Adding to the excitement was the Tampa Bay Lightning/Toronto Maple Leafs game being broadcast on a giant screen where Canadian Community sponsors BlueStar, Global Payments, Star Micronics, Toshiba, Touch Dynamic, and Partner Tech set up their vendor tables. (Adding to my personal excitement was the Lightning/Leafs game letting out as I began my commute back to Erie, PA. It felt as if I was driving my truck through a New Year’s Eve party as the clock struck midnight. I traversed 12 city blocks in about 90 minutes.)
HR expert Ramon Calanza, the event’s featured speaker, shared several recruiting tips applicable to VARs and ISVs in his talk “The Labour Crunch: Strategies to Attract & Retain Talent in a Labour Shortage Market”:
- Create a recruitment plan that addresses your labor needs for the short-term, mid-term, and long-term. That should be the foundation to your action plan.
- Your social media activity may not result in a flood of resumes, but it will help your target audience to become familiar with your brand. Be acquainted with all social platforms your target audience utilizes.

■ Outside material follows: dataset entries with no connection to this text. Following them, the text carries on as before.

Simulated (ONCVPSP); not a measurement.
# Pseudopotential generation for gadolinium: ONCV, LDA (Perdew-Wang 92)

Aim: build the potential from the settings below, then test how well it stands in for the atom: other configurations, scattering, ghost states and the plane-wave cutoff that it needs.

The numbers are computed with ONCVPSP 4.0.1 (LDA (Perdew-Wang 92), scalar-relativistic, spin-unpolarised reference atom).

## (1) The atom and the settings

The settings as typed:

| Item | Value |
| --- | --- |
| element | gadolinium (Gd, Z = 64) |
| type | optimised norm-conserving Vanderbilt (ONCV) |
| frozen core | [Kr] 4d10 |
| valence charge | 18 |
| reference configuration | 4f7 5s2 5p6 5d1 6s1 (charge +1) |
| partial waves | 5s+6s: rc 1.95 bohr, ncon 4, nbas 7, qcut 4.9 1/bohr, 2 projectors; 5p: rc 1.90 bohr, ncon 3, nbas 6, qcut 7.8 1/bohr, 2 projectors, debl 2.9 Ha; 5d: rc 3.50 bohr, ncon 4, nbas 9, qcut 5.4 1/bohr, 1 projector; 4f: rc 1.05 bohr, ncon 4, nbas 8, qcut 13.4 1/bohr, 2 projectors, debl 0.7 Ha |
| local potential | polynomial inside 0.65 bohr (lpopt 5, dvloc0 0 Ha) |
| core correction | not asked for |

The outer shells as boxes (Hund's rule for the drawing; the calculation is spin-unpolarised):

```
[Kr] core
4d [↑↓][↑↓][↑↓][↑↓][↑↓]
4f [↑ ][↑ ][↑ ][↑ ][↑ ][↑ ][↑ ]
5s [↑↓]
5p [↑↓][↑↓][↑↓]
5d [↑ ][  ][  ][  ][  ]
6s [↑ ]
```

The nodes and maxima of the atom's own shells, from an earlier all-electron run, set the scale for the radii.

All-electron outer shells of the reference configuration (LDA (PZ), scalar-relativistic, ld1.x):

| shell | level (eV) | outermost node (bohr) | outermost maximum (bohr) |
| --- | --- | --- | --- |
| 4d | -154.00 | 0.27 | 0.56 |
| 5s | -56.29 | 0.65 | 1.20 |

- Outsource recruiting to agencies that will target passive candidates who are not searching job boards.
- The five key areas your company needs to be strong to attract candidates today are pay, benefits, perks, flexible work arrangements, and work-life balance.
- Companies can always do more to attract candidates. Some of these might take you out of your comfort zone, but they may be what it takes to land your next company-elevating hire: referral program, sign-on bonus, pension program, profit sharing, and shares of the company.
- Change the required skill level to land the job and provide more on-the-job training to get a new hire up to speed. “If you can’t find them, make them,” Calanza said.
- Move through your hiring process with urgency. “Chances are the person whom you just interviewed also just interviewed somewhere else,” Calanza said. “Don’t sit on candidates and make them wait.”
The RSPA Canadian Community will meet next on day one of RetailNOW, July 24-26, in Orlando, the group’s first meeting in the U.S. since 2019.